Yesterday our application was largely unavailable for just over 4 hours. Our application runs on kubernetes and automatically restarts failed pods. Initially we noticed that a subset of pods were becoming unresponsive and being restarted quite frequently. The behavior was indicative of heightened level of traffic so we scaled up to meet demand. This did not help the problem.
We started poring over application logs to find anything that might be out of the ordinary and found that requests to our instant preview cluster were timing out and taking up to 60 seconds. We quickly deployed a fix to decrease the timeouts on requests to the preview cluster. This freed up the hanging connections to serve other requests and brought the main application back into a stable state.

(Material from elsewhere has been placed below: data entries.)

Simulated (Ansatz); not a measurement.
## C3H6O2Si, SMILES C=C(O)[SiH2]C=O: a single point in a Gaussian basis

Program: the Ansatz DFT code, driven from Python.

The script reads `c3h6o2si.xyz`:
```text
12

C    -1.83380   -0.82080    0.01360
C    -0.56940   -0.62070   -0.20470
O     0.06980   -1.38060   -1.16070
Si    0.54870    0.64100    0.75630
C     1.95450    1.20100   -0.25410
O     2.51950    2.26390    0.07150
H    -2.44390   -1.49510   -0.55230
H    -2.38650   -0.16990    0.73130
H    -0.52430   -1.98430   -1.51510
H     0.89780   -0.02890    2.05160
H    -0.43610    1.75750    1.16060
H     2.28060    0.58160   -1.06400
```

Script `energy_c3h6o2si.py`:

On initial investigation of the issues with the preview cluster we found that all nodes were in a NotReady state. We attempted to deploy a new node pool but were met with an error from Google Cloud that stated we did not have a billing account attached to the project. We confirmed that we did in fact have a billing account attached to the project and called Google Cloud Billing Support for assistance. They were unable to identify any issues on their end and, after a lengthy discussion over the phone, were unable to help us. We spent another hour trying to understand what was causing the error when suddenly the nodes came back online and we stopped seeing the error we were getting from Google Cloud.
So, as of right now it is unclear what the cause was but it appears to have been an error with the Google Cloud Billing system. We will continue to investigate this issue with Google Cloud.